"They tell me that often the worst criminals make the best nuns ... Because, they have known the depths. 'Out of the depths, I cried to Thee'..."
Having read Rumer Godden's In This House of Brede, I was eager to reenter the world of the religious convent. Five for Sorrow, Ten for Joy is similar in that a substantial portion of the novel takes place within the community of the Dominican Sisters of Bethany. Godden, in her engaging, vividly descriptive way inserts the reader into the daily life of the nuns, as well as the liturgical year of the Church.
Yet, Five for Sorrow, Ten for Joy also focuses on two other, very different communities.
The novel can be divided into three different time periods within the life of the protagonist. First, Elizabeth Fanshaw is a young, sheltered English girl serving as a driver in WWII. On the night of the liberation of Paris, she pursues her own liberation, commencing a night of celebration and passion. Elizabeth meets Patrice, falls in love with him, and then quickly learns he is the owner of a brothel. She becomes Lise Ambard, prostitute and, eventually, Madam of the Rue Duchesne.
In the second period, Lise is convicted of murder and sentenced to prison. She is known as "La Balafree" (the scarred one) due to the scar she bears on her face, a wound inflicted when she intervened in a fight between Patrice and another man.
While in prison, Lise meets the Sisters of Bethany, whose special charism is to minister to convicts. In fact, many of the nuns are former convicts themselves! (Interestingly, this order of nuns actually exists: two Sisters of Bethany were advisors to Godden and the community benefited financially from the sale of her novel.) When Lise has served her term, she takes on her third and final name: Sister Marie Lise of the Rosary.
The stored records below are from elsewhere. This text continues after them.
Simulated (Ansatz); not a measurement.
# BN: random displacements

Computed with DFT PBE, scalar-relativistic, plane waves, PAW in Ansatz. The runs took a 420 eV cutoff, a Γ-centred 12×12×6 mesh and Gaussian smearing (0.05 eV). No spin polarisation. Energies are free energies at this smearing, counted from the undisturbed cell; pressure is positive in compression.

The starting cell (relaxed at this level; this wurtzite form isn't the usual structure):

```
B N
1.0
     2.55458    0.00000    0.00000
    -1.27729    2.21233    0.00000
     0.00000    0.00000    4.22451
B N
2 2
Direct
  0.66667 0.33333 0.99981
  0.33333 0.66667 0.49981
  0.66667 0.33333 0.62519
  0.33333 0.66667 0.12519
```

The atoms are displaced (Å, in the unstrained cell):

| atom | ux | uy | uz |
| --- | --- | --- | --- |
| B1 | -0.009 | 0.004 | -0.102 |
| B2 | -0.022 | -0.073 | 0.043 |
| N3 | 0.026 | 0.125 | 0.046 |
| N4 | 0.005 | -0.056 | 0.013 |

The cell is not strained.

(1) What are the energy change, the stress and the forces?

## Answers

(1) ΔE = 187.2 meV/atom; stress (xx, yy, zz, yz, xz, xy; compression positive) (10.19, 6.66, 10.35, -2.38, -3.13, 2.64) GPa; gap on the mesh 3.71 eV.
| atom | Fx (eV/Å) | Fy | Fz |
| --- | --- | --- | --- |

Lise becomes entangled in the first community of the brothel, hoping to find the freedom to pursue love. Instead, she finds herself in a self-serving, abusive, and destructive environment. She has entered a prison of her own doing and any effort to free herself--or those around her--are futile.
Ironically, it is within the walls of prison that Lise begins to glimpse freedom.
I never saw it, thought Lise. Long before I went to prison, I was in a prison ...
Finally, as she enters the religious life, Lise achieves the freedom she has sought: a freedom obtained only through self-surrender to God and to others. Freedom requires submission. Lise is most free when she lays her freedom at the feet of Christ.
"Then...Madame Lise, where are you going?"
"Where I shall find just what we have both left," said Lise. "Walls--or, perhaps, not walls, bounds that I musn't cross without leave. Rules I musn't break. Times to keep, silence, work, and where I must be obedient, poor."
"You mean--another prison?"
"Not prison, freedom. That's the paradox. I believe it will be such freedom as I can't imagine now."
The image of rosary beads follows Lise through these various periods of her life. Godden, characteristic of her writing style, does not offer a linear progression of events. Instead, Lise's story unfolds back-and-forth from past to present. All three communities appear at once as the reader slowly understands what precipitated the events of Lise's life.
At first, this kind of narrative is a bit confusing. However, it makes for a suspenseful revelation of the climax. And it also symbolically reveals the action of God's grace in one life: how an event of the past, an evil event, can become the working of something much greater; that God can bring tremendous good out of the darkest of sin.
We can never escape the past; it is part of our present. But our past can be the means of our redemption.
This was an engaging, fast-paced read with a beautiful message of hope for all of us sinners: God can take us from the deepest depths and raise us to become saints. The sorrowful mysteries of the rosary show us the penalty of our sins, but "where sin increased, grace abounded all the more" (Romans 5:20). From the sorrow of our sins God pours forth the glorious joy of His forgiveness, mercy, and redemption.